Module 10: Analyzers & Scoring - Code Samples¶
This directory contains comprehensive code samples demonstrating text analysis and scoring techniques in Azure AI Search.
Overview¶
These code samples cover:
- Built-in Analyzer Usage: Working with language-specific and specialized analyzers
- Custom Analyzer Creation: Building analyzers with tokenizers, filters, and character filters
- Scoring Profile Implementation: Creating and testing custom scoring algorithms
- Performance Testing: Measuring and optimizing analyzer and scoring performance
- Advanced Techniques: N-gram analyzers, phonetic matching, and multi-language support
Sample Categories¶
1. Analyzer Configuration and Testing¶
- 01_builtin_analyzers: Compare and test built-in analyzers
- 02_custom_analyzers: Create and configure custom text analysis pipelines
- 03_analyzer_testing: Comprehensive testing and validation frameworks
- 04_ngram_autocomplete: N-gram analyzers for autocomplete functionality
2. Scoring Profile Implementation¶
- 05_basic_scoring: Field weights and basic scoring profiles
- 06_advanced_scoring: Complex scoring with multiple functions
- 07_location_scoring: Geographic distance-based scoring
- 08_performance_optimization: Scoring profile performance tuning
Language Support¶
Code samples are provided in multiple programming languages:
- Python: Using
azure-search-documentsSDK - JavaScript/Node.js: Using
@azure/search-documentsSDK - C#: Using
Azure.Search.DocumentsNuGet package - REST API: Direct HTTP requests with curl and HTTP files
Prerequisites¶
Before running these samples:
- Azure AI Search Service: Standard tier or higher for custom analyzers
- Admin API Key: Required for creating indexes and analyzers
- Development Environment: Appropriate SDK installed for your language
- Sample Data: Test documents for analyzer and scoring validation
Quick Start¶
Python Setup¶
JavaScript Setup¶
C# Setup¶
Configuration¶
Create a configuration file with your Azure AI Search service details:
Python (config.py)¶
SEARCH_SERVICE_NAME = "your-search-service"

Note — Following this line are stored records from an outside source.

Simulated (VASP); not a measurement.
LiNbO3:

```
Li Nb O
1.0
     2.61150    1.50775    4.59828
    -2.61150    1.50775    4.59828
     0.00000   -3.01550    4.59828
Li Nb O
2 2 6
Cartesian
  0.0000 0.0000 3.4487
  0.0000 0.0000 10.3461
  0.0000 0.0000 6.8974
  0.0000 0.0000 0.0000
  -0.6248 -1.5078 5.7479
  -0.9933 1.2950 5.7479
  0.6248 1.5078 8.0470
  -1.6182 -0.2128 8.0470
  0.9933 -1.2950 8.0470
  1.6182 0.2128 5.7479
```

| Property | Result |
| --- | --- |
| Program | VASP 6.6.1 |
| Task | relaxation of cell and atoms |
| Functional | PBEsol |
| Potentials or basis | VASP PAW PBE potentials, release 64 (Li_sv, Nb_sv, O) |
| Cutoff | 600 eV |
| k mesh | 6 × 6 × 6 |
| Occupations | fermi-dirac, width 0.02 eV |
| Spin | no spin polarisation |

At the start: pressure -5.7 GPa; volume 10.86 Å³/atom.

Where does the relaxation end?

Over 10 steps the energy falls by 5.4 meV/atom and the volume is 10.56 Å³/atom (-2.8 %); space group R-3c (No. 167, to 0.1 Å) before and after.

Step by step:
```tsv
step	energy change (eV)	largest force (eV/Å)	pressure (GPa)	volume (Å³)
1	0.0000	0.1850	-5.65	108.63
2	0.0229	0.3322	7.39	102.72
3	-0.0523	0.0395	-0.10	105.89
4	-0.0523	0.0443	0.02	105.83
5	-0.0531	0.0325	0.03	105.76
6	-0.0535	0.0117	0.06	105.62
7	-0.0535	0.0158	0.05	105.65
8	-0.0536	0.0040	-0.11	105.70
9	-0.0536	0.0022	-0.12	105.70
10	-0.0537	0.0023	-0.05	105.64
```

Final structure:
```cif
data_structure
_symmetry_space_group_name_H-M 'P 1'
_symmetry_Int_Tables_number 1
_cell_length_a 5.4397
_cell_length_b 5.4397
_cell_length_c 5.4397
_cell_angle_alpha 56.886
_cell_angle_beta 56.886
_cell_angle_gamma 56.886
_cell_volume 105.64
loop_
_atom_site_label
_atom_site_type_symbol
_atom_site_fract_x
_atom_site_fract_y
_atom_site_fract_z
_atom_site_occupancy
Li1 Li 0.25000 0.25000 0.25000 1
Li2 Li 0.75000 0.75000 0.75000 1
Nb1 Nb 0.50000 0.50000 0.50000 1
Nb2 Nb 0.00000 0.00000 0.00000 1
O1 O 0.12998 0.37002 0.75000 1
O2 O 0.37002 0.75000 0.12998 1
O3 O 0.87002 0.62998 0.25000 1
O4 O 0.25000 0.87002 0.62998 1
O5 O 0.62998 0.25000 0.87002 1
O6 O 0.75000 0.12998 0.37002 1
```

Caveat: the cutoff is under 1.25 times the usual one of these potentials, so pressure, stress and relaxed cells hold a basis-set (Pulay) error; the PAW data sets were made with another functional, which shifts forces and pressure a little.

SEARCH_ADMIN_KEY = "your-admin-key"
SEARCH_QUERY_KEY = "your-query-key"
SEARCH_INDEX_NAME = "analyzer-test-index"
JavaScript (config.js)¶
module.exports = {
searchServiceName: "your-search-service",
adminKey: "your-admin-key",
queryKey: "your-query-key",
indexName: "analyzer-test-index"
};
C# (appsettings.json)¶
{
"SearchServiceName": "your-search-service",
"SearchAdminKey": "your-admin-key",
"SearchQueryKey": "your-query-key",
"SearchIndexName": "analyzer-test-index"
}
Sample Structure¶
Each code sample includes:
- Main Implementation: Core functionality demonstration
- Configuration: Index schema and analyzer definitions
- Test Data: Sample documents for testing
- Validation: Methods to verify expected behavior
- Documentation: Inline comments and explanations
Running the Samples¶
Individual Samples¶
Each sample can be run independently:
# Python
python 01_builtin_analyzers.py
# JavaScript
node 01_builtin_analyzers.js
# C#
dotnet run 01_BuiltinAnalyzers.cs
Complete Test Suite¶
Run all samples in sequence:
Sample Descriptions¶
01_builtin_analyzers¶
- Compare standard, English, keyword, and simple analyzers
- Test tokenization differences with various text inputs
- Demonstrate language-specific analyzer behavior
02_custom_analyzers¶
- Create custom analyzers with character filters, tokenizers, and token filters
- Implement domain-specific text processing
- Test HTML stripping, synonym mapping, and stop word removal
03_analyzer_testing¶
- Comprehensive analyzer testing framework
- Automated validation of tokenization results
- Performance benchmarking and comparison tools
04_ngram_autocomplete¶
- Edge n-gram tokenizer for autocomplete functionality
- Separate index and search analyzers
- Autocomplete query implementation and testing
05_basic_scoring¶
- Field weight configuration and testing
- Simple scoring profile implementation
- Result ranking comparison with and without scoring
06_advanced_scoring¶
- Multiple scoring functions (freshness, magnitude, distance)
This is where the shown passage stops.